WASHINGTON — With just three weeks left in the GOP's campaign to repeal Obamacare, a group of three senators — buoyed by a promise that President Trump would sign their bill — is launching a last-ditch effort to pass legislation.
The measure, introduced by Sens. Lindsey Graham, R-S.C., Bill Cassidy, R-La., and Dean Heller, R-Nev., would give states block grants to decide their own health insurance systems. The senators say that if states want to keep their Obamacare programs, they can, and if they want to repeal and do an entirely new system, they can also do that.
Most of the taxes that are part of Obamacare would remain in place to provide funding for the block grants.
Senators are running short on time because the budget procedure they would use to pass the legislation with a simple majority will expire at the end of the month.
“It appears that the repeal and replacement of Obamacare is dead, unless the Senate can act by the end of the month,” Rep. Mark Meadows, R-N.C., chairman of the conservative Freedom Caucus, told USA TODAY Wednesday. Meadows, who chairs the hardline conservative House Freedom Caucus, was a key player in a compromise amendment that ultimately brought on dozens of conservatives and got the repeal-and-replace legislation through the House in May.
“All hopes are on Sen. Graham and his willingness to move something through the Senate, outside of that, it’s not looking very optimistic," Meadows continued.

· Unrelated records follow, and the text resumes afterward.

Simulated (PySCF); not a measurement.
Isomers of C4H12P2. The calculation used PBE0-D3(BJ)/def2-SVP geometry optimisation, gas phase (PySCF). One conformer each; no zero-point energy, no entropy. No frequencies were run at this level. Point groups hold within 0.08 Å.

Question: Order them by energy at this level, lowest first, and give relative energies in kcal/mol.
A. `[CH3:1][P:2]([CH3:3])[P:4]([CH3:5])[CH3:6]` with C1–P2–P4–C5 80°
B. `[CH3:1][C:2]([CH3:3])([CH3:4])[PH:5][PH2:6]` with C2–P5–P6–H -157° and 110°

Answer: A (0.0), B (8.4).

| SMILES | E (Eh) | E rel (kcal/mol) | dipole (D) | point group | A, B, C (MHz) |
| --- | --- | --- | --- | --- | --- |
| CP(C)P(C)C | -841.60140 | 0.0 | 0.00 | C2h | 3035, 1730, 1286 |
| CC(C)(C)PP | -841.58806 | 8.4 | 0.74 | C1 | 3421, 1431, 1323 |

Just this week, Graham and Cassidy met with Vice President Pence on Capitol Hill to discuss their proposal and also participated in a conference call with governors. Their effort got a boost Wednesday after White House adviser Kellyanne Conway said on Fox that Trump would sign the measure if it made it to his desk.
Cassidy, a physician, told USA TODAY he and other sponsors are trying to drum up support, including among governors who he said can wield influence with senators.
“It will take both the president committed to it, but also probably the governors because everybody understands that governors are the ones who implement this, and if they sign off, I think folks can be comfortable,” said Cassidy, who serves on the Senate Health, Education, Labor and Pensions Committee.
Sen. Roger Wicker, R-Miss., who backs the bill, said Trump's support helps their effort. “The president’s interest in this indicates that it has a chance," he said.
Sen. John McCain, R-Ariz., said Wednesday he liked the proposal, but he cautioned he would not commit to supporting it without seeing the final legislation and talking to Arizona’s governor.
McCain cast the critical vote that killed the Senate effort for a scaled-down repeal at the end of July.
“I want to see the final legislation and understand its impact on the state of Arizona before taking a position,” McCain said. “Any effort to replace Obamacare must be done through the regular order of committee hearings, open debate and amendments from both sides of the aisle.”
But regular order takes time, and there are just a few weeks left to pass a bill under budget reconciliation rules.
After the ability to use reconciliation ends, senators would have to go back to the usual requirement of getting 60 votes in order for health care legislation to pass — an almost impossible task given Democrats have been united against any efforts to repeal the Affordable Care Act. Republicans have 52 seats in the Senate, with Democrats and independents holding 48.
“The clock is ticking — Sept. 30 with this reconciliation vehicle,’’ said Sen. John Thune of South Dakota, a member of Republican leadership. “In order to use that a lot has to happen. I think it’s a kind of a double bank shot that that could get done."
Cassidy said lawmakers are looking to get the measure scored by the nonpartisan Congressional Budget Office possibly as early as next week and go through the legislative process in the next two to three weeks.
“There seems to be some hope, not a lot, but you can bet we’re pushing it hard,” Marilyn Musgrave, vice president of government affairs at Susan B. Anthony List and a former congresswoman, told USA TODAY.
SBA List is an anti-abortion organization that is pushing Graham-Cassidy because it includes a provision that would defund Planned Parenthood.
Not everyone is convinced.
“There are a lot of different ideas that have been brought up at the the committee,‘’ Sen. Susan Collins, R-Maine, a member of the HELP Committee, told reporters Wednesday.
The most interest, she said, seems to be in modest legislation to stabilize the insurance markets in order to lower premiums, an idea that has been the focus of hearings before the HELP Committee this week.
Sen. Tim Kaine, D-Va., who is also on the HELP panel and is a former governor, said he doesn’t expect movement any time soon on the Graham-Cassidy bill.
“It will be part of the longer-term discussion,’’ Kaine said Thursday. “That proposal hurts Virginia pretty badly so that’s not going to be one that I support."
Frederick Isasi, executive director of Families USA, said the Graham/Cassidy plan for block grant funding would be harmful to low and moderate-income families.
“The cuts in the Graham-Cassidy proposals are just as harsh and extreme as any of the repeal proposals that the Senate rejected over the summer,’’ Isasi said in statement Thursday.
Massachusetts Gov. Charlie Baker, a Republican, said during a HELP committee hearing Thursday he doesn’t support the Graham/Cassidy bill, which he said would cost his state billions of dollars over the next four or five years.
Meanwhile, on Friday, a bipartisan group of House members who call themselves the Problem Solvers Caucus will be joined by Colorado Democratic Gov. John Hickenlooper and Ohio Republican Gov. John Kasich to discuss their compromise proposal.